If some of the effort devoted to seeking high-quality childcare
were used creatively to support high quality parenting, we would
be nearer to our real goal of enhancing the well-being of mothers,
young children and society.
We could recognize that mothers with infants and young children
are an essential, vulnerable group, unique in society, having
special needs for a few short years. Infancy cannot be re-run
later.
Governments can encourage community appreciation of home-caring
parents for their parenting and other contributions to society. In
the gross domesticproduct, we could show the
multi-billion-dollar value of mothers' work and mothering at home.
Parents should be free to make informed decisions, but economic
justice for the family is a pre-condition for real choice. The
next advance in women's rights could be affirmative action in
favor of mothers of young children, to give freedom of choice.

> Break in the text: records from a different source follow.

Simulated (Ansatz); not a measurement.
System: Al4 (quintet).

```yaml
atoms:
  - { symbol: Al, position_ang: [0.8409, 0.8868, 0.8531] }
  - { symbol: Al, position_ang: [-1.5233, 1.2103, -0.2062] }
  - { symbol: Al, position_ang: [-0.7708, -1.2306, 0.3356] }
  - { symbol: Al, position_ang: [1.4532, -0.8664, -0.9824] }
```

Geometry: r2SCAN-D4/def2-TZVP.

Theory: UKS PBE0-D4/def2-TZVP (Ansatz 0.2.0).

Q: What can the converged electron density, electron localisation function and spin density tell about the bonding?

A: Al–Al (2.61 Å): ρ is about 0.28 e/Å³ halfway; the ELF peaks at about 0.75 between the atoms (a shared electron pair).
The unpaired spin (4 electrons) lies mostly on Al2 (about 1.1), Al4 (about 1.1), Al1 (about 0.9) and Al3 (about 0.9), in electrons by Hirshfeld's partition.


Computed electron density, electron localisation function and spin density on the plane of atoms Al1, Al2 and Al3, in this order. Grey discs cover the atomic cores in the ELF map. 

If we are to pay for the care of children, why not pay mothers
to do it?
We need family incomes policies offering equal opportunity for
home-caring parents, especially mothers of children under three.
Economic policies have been unfavorable to these families,
compared with two-income families using subsidized childcare.
Governments could be neutral, offering the available money
fairly to all parents, to care for their very young children as
they choose, especially while children are under five. Mothers
also need provision for superannuation, if the economic sacrifices
of early childrearing are not to become a lifelong handicap.
Mothers' needs for relief, help and company must be addressed.
Programs of voluntary visiting of new mothers can offer many
benefits.
Some childcare centers could become like Swedish "open
pre-schools", open to parents, and providing companionship,
educational opportunities and facilities for children and their
parents. High quality parenting of very young children, does not
preclude return to part-time work later, even in pre-school years,
but parents may need help to re-enter the work-force.
We need parenting-friendly policy options put before
Governments and decision-makers, by the bureaucracy, the
Opposition, academe, and the Institute of Family Studies.
Until recently, one ideologically-based view held a monopoly of
counsel. It is an unsustainable way of helping women, because it
deprives the next generation of women of mothering while they are
infants, and also deprives the little boys who will be their
partners, and the fathers of their children. Preparation for
marriage begins at birth.
This is not "returning to the 1950s". Many problems
were inherent in the social isolation and child-rearing ideas of
those days. Today we can help young people understand how to
achieve more satisfying parent-child relationships than were
common in the past.
Preferably, the approach to these issues should be bipartisan,
rather than having parties compete in spending on childcare, while
neglecting the importance of healthy mothering, and the
developmental needs of infants and their families.